At such times, we find ourselves at a crossroads: our spiritual attitude either matures or is crushed.
When I visited India in 1998 to facilitate several days of recollection for the Jesuits, I heard of an ordeal endured by a priest there. The holy man in question was a strict disciplinarian in a private residential high school. And so, when he discovered that some of the boys were involved in using drugs after school hours in their rooms, he expelled them. For revenge, these boys coerced another young man in the school to claim the priest had behaved improperly toward him. Although the accuser had changed his obviously fabricated story many times, they still managed to convince enough people to stir up trouble.

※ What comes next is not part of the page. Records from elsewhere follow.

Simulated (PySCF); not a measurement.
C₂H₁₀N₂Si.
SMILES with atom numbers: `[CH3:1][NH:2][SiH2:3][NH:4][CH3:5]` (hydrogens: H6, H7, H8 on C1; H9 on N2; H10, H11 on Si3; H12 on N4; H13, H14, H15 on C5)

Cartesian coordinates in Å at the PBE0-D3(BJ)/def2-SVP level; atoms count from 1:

The situation reached a pitch when a crowd gathered with torches one night outside the rectory. When the priest finally came out to face them, the crowd forcibly marched him through the streets. They planned to walk him 28 kilometers to the village jail where they would imprison him without a trial.
On the way others who really knew nothing about the situation, but saw an opportunity to join in the frenzy, incited them further. At one point they shaved the priest's head, stripped him naked, taunted him and hit him with branches as he was marched through the street. It was a real Calvary scene. Yet, the darkness was not to triumph in the end. Because of faithfulness, a light dawned in a number of ways.
First a group of nuns voluntarily walked to the prison every day to provide him with food because they feared he would be poisoned if they didn't. Second, poor farmers from his village protested outside the jail until he was released. When a journalist asked how they could afford to do this — especially at harvest time — one responded, “I could not remain in my fields, I could not sit comfortably at my table eating dinner, as long as this innocent holy man who was so generous to me and my people was unjustly locked in jail.” They were faithful to him; they demonstrated the value of real community. In this dark time, they discovered spiritual courage that they didn't know they had until this point.
The final and most dramatic story of faithfulness, though, was within the man himself. When he was finally released, he met with a group of people who knew and loved him. When he walked to the front of the room to speak, it was as if someone had thrown a heavy blanket over a blaring radio; the noise of the crowd suddenly became muffled, then disappeared. It was absolutely quiet.
The man then spoke softly but with great conviction. Even people in the rear of the room could feel his strength. He indicated that there was no need to recount his ordeal in detail. The newspapers had in fact covered much of it. But, he said he wanted to tell them something that had happened within him as a result of this:
“I want you to know that because of this shameful episode I have lost nothing. They have taken nothing from me. As a matter of fact, actually because of these events, I have become even closer to my God. I know God in a way I never knew before. I have truly found the living God and I am grateful.”
The lesson? God does not necessarily send the darkness, but within all unhappiness and trauma are hidden special joys and new perspectives to strengthen us and offer us new previously unrealized blessings.